Ties That Bound: Founding First Ladies and Slaves
- By Marie Jenkins Schwartz
- University of Chicago Press
- 416 pp.
- Reviewed by Vivian Bruce Conger
- October 24, 2017
A fascinating look at the complex relationships between enslaved women and their high-powered owners.
To bring some balance to the flood of books on the Founding Fathers and their political lives, Marie Jenkins Schwartz turns her lens on the wives of the Virginia presidents: Martha Washington, Martha Jefferson (who complicated her narrative because she died so young that her daughter stepped in as surrogate first lady for several months), and Dolley Madison — women who were born into slaveholding families and married slaveholding men.
Ties That Bound, the resulting well-researched history of the relationships that developed between these first ladies and their slaves, makes for compelling reading.
The author’s approach, by definition, unfortunately allows her to essentially ignore Abigail Adams, who is mentioned only in passing and whose omission is explained briefly in a footnote. Schwartz promises not to write hagiography of so-called “good mistresses,” but instead to explore “the relationships that developed between the First Ladies and their slaves, making visible the domestic spaces where the ladies lived with their help.”
Indeed, as the book reveals, slaveholder and enslaved lives intertwined in many complicated ways. In recognizing the agency of both slave owner and enslaved, she hopes to reveal what she sees as the “human relationships that were negotiated between” them.
Although admitting that the relationships were not equal, she claims that both “made choices in circumstance that constrained both groups of women.” In Schwartz’s telling, Martha Washington and Dolley Madison represent two extremes of age and background and thus are perfect foils for one another, as well as for Martha Jefferson.

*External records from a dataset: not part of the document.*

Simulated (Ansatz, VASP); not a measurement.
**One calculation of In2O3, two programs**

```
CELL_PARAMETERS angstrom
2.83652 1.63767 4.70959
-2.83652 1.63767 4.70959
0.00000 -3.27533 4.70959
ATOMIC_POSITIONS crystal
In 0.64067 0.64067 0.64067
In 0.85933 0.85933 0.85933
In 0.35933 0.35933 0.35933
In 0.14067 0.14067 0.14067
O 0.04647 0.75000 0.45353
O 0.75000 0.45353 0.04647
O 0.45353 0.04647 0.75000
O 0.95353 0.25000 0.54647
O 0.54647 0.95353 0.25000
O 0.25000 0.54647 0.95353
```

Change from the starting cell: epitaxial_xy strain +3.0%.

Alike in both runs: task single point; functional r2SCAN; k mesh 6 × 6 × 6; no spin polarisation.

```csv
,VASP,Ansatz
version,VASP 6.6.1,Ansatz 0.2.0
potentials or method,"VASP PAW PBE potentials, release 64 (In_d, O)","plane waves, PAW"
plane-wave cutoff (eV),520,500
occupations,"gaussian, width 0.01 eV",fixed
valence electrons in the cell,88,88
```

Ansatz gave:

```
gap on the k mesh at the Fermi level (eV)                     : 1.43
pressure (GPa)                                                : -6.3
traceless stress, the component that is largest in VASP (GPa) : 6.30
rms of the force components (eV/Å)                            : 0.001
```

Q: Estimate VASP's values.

Ultimately, Schwartz boldly claims that “responding to one another, slaveholding and enslaved women created a unique, imperfect union of their own that helped shape the nation.”
There is much to be learned in this fascinating book; too much, in fact, for me to examine here at length. Schwartz grounds her study by explaining the extent to which all three first ladies throughout their lives (as single women, married women, and widows) depended on the enslaved for their economic, social, and political stature.
They embraced the institution and what it could do for them and their families, and she convincingly demonstrates this throughout by making good use of copious letters and diaries (most of them written by men) and account books (of the first ladies) at her disposal.
As Schwartz admits, on the other side of the biographical ledger, “sparse records make the task of recreating the world of [the enslaved] difficult, but not impossible.” Indeed, there are glimpses throughout of slave agency, albeit understandably constrained.
Both slaveholding and enslaved women forged interdependent but often fraught relationships in the domestic spaces of bedroom, dressing room, parlor, and kitchen. Schwartz sets up these relations by asserting that “enslaved women…struggled to find time and energy to meet their own needs and those of their families. Getting enslaved maids to complete tasks was in some way like a dance, but each partner had her own idea of how quickly the steps should be taken, and neither could control entirely the resulting performance.”
Although owners possessed most of the power, they also relied on their slaves to carry out chores and to “demonstrate through their behavior the gentility of the family.”
We can see evidence of this power struggle at play when the enslaved intervened to prevent owners from separating families and communities, refused to work, engaged in willful disobedience, pursued legal disputes, and ran away. Because they lived their lives in the intimate sphere, the close quarters of the household, all three first ladies experienced this give-and-take on a regular basis. As Schwartz explains, their worlds were dominated by issues of race and gender, and they all reacted to these situations in very different ways.
Readers fascinated with Sally Hemings will not be disappointed, for Patsy Jefferson Randolph’s often hostile and complicated relationship with Hemings’ family takes center stage. Even more enlightening was Dolley Madison’s enthusiastic embrace of slavery even though she was raised in a Quaker, non-slaveholding family and was living in an age of growing abolitionism, even in Virginia.
Indeed, as Schwartz suggests, “some criticism, less scandalous to her contemporaries perhaps, called out her reliance on slaves.” Her lavish and much-celebrated social affairs both in the White House and later at Montpelier seemed to demand it.
One complaint I have with this captivating and necessarily complicated study is the extent to which the first ladies’ more famous slaveholding husbands intrude into the story, often overshadowing the women themselves. I am writing an intergenerational study of Deborah Read Franklin and Sally Franklin Bache without letting the larger-than-life Benjamin Franklin interfere, so I understand the difficulties the author faced. But in a book devoted to the wives of presidents, the husbands’ presence should be minimal.
Ultimately, however, this is a thought-provoking exploration into the thorny relationships between slaveholding and enslaved women that turns our focus from the political to the personal. Schwartz’s determination to portray “slaveholding and enslavement as a lived experience rather than a tableau frozen in time” shines through.
Vivian Bruce Conger is an associate professor in the history department at Ithaca College. She is the author of The Widows’ Might: Widowhood and Gender in Early British America.